Thursday, September 11, 2008

Apple Citrus & Avocado Salad


This is the salad that I served along with the blue crabs and it was really, really good! It has such a great contrast of flavor and with bacon on top, how could you go wrong? Everyone laughed at me that I made such a formal table, and a salad considering how messy crabs are, but they all ate this up, so I’m assuming it wasn’t too bad. Plus, I’m the one throwing the party, so I can do whatever I want , right?

Apple Citrus & Avocado Salad

Dressing
2 Tablespoons Dijon Mustard
1/4 Cup Cider Vinegar
2/3 Cups Extra Virgin Olive Oil

Salad
1 Large Container of Mixed Greens (2 Pounds)
1 Granny Smith Apple, cored and cut into thin slices
2 Grapefruits, peeled and sectioned
2 Oranges, peeled and sectioned
3 Avocados, skinned and cut into slices
1 Bunch Green Onions, thinly sliced (green part only)
8 Thick Cut Bacon Slices, fried until crisp and crumbled
Salt & Pepper

For the dressing mix the mustard and vinegar with a whisk until combined. Next drizzle olive oil in while constantly whisking, until thickened and combined, set aside.

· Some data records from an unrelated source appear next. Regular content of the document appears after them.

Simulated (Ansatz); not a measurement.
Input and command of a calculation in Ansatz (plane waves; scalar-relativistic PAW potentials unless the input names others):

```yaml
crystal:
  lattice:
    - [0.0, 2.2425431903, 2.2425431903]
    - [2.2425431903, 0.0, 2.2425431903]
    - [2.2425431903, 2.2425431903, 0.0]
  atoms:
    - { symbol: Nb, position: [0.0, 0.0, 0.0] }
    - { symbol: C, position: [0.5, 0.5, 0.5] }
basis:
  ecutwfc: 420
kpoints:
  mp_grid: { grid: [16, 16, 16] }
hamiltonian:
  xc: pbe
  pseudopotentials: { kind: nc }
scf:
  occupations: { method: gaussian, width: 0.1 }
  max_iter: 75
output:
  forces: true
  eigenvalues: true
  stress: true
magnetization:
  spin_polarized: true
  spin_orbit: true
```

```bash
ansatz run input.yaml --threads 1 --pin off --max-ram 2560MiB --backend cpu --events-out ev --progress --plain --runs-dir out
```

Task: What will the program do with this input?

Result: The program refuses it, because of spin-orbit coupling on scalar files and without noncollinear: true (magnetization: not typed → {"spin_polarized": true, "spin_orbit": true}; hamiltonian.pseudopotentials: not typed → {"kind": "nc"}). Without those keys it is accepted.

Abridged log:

For the salad set out your bowls and fill with the mixed greens. Next fan out the apple, grapefruit, oranges, and avocado. Top with green onion, bacon and a pinch of salt and pepper, then drizzle with a bit of the dressing. Serve immediately so the apples and avocado don’t turn brown.

This recipe makes enough for 12 people, you might want to cut it in half!

Sunday, September 7, 2008

Blue Crabs!

My friend Wendy's birthday was this weekend, she is from the east coast, and loves blue crab, so I ordered a bushel of them to have for dinner. This party was so much fun, we sat outside, and had crab, a citrus and avocado salad, hush puppies, corn on the cob, and a yummy carrot cake (I'll post all these recipes very soon). I made a horseradish aioli to go with the crab, but we just ended up eating the crab plain or with a little melted butter. Since the crabs were being flown from the east coast I ordered them pre-cooked so all we had to do was steam them for a few minutes to warm them up.
We had so much fun sitting around the table, pounding the crabs with a mallets and sipping champagne. I shouldn't have ordered so many crabs though, we only ate our way through half of them!

Yummy Crabs!

The Table

Trying to cut off my finger :)

Thursday, September 4, 2008

Refrigerator Dill Pickles



I think everyone loves a good pickle, at least I know I do. Whenever I order a sandwich and see a delicious crunchy pickle on the side, I have to think….which do I eat first the sandwich or the pickle? Well, needless to say the pickle usually wins. I have a plethora of cucumbers from the garden and decided to make a ton of fresh pickles instead of giving the cucumbers out to friends, and I am so glad that I did, I just tasted the first pickles out of the batch and they are simply amazing…tangy, salty, and crunchy, how could they possibly get any better?

Refrigerator Dill Pickles

Cucumbers
Fresh Dill
Jalapeno Peppers
Grape Leaves
Black Mustard Seed
Whole Pepper Corns
Whole Allspice
Bay Leaves
Apple Cider Vinegar
Water
Kosher Salt

Sanitize the containers you are going to use in the dishwasher, or in the sink with water and bleach. Cut the cucumbers into spears. Next, add a handful of dill, jalapeno pepper, grape leaf, tablespoon mustard seed, pepper, allspice, and a few bay leaves, and enough cucumbers to fill the jar. To make the brine bring to boil one part vinegar, one part water and ¼ cup salt per 2 quarts of liquid and boil for 2 minutes. Pour hot brine over cucumbers to cover and place lid on container. Let sit on counter for 2 days, then store in refrigerator for several months. Pickles are best if left for a few days before serving. You can also pickle any other vegetables, such as green beans, carrots, or celery the same way. I also added some onion and garlic to my pickles to add an extra bit of zing.

Monday, September 1, 2008

The Best Ever Fried Chicken




I saw this recipe in my Cooks magazine and have been dying to try it out. It’s a lot of work, but well worth the effort. This is the best fried chicken I have ever tasted, and I thought my fried chicken recipe was pretty good. The chicken turns out super tender and moist and the coating is thick and really really crispy. The only thing I am going to change the next time I make this is to add a little cayenne pepper to the coating to give it a little kick. The chicken has to soak in the buttermilk bath, so you do have to start this in the morning.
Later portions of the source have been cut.